It's a bit of both! I’d love feedback from someone more experienced with Zig, especially if there’s any flaw in my reasoning here.
The programming language is part of the system design. The abstractions, invariants and guarantees the language provides define what classes of bugs are even possible to have. For example, Rust’s ownership and lifetime semantics eliminate entire categories of memory and concurrency errors that would otherwise surface as “system-design” issues in C or Zig.
When you say “power to weight ratio”, could you elaborate on how that applies relative to C++ in the context of TigerBeetle? You mentioned io_uring support being added. What makes Zig uniquely suited for that compared to a more mature language like C++, which already offers a concurrency model and a sophisticated type system you can selectively use?
You also mentioned prefetch support. That's a lot easier to implement in other languages. I’m curious what specifically made Zig the better fit for these optimizations in your experience.
I appreciate you taking the time to respond to my question.
I don't know. I don’t doubt that TigerBeetle’s hardest correctness challenges can’t be solved by language alone. TigerBeetle has impressive guarantees! Those are inherently systems-design problems.
But the language defines the failure surface and the cost of getting those systems problems right. Likewise, the difficulty and performance of implementing correctness mechanisms (lock-free data structures, concurrent logs or safe async I/O) are directly shaped by the language’s semantics and toolchain.
So while I agree end-to-end correctness is a systems-design problem, the language choice determines how much of that correctness is enforceable, how much is manual and how hard it is to make the right design fast and reliable.
More precisely, “TigerBeetle’s hardest correctness challenges can’t be solved by language AT ALL”.
The “harder problems” in TigerBeetle then (and where we invested millions literally in engineering):
- distributed system strict serializability (cf. our Jepsen audit)

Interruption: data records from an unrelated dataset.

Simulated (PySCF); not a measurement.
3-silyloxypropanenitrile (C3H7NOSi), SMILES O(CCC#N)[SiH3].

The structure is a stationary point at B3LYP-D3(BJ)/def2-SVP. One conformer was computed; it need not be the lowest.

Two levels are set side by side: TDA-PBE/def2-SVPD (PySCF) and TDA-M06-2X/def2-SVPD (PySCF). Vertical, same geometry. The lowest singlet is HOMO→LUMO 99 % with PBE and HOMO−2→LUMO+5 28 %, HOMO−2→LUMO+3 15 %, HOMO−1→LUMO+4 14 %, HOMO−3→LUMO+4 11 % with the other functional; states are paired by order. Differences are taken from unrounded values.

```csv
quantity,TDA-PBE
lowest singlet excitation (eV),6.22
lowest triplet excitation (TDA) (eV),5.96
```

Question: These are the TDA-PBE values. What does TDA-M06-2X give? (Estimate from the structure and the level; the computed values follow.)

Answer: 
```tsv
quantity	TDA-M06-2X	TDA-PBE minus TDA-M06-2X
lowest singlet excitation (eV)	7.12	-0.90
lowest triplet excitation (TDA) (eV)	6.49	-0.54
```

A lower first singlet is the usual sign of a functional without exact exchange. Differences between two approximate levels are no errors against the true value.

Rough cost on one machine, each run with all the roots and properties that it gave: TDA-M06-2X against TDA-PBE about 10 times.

- storage fault safety (TB expects disks to write/read to/from the wrong location, or drop writes entirely, and MUST survive this, all while preserving strict serializability and maximizing availability given the redundancy at hand—it’s one of the first databases in the world that can solve this to these tolerances, cf. “Protocol-Aware Recovery for Consensus-Based Storage”)
I will leave the third one to you! :)
But C++ (or even writing TB in a memory safe language like JavaScript—to reduce the point to absurdity) would have done nothing to solve the hundreds of distributed system bugs our simulators (and TigerStyle methodology) find, ~none of which are language bugs.
Again:
Distributed systems end to end correctness is a systems design problem, not a language problem.
What do we want from our language then?
Power to weight ratio, literal power over the metal (e.g. no OOM or hidden allocations or copies), with essential simplicity in syntax, and explicitness in everything.
I know of no better language for TigerBeetle in this than Zig.
But to make the point more strongly, I don’t think we would have succeeded as a project and company if we hadn’t picked Zig.
C/C++/Rust I feel almost certainly would have cost more, but also would not have given the same quality in terms of design and what I wanted to explore in TigerStyle. It simply would not have been TigerBeetle. We truly needed Zig to exist, and I’m glad it did at the time we needed it.
The programming language is part of the system design. The abstractions, invariants and guarantees the language provides define what classes of bugs are even possible to have. For example, Rust’s ownership and lifetime semantics eliminate entire categories of memory and concurrency errors that would otherwise surface as “system-design” issues in C or Zig.
When you say “power to weight ratio”, could you elaborate on how that applies relative to C++ in the context of TigerBeetle? You mentioned io_uring support being added. What makes Zig uniquely suited for that compared to a more mature language like C++, which already offers a concurrency model and a sophisticated type system you can selectively use?
You also mentioned prefetch support. That's a lot easier to implement in other languages. I’m curious what specifically made Zig the better fit for these optimizations in your experience.
I appreciate you taking the time to respond to my question.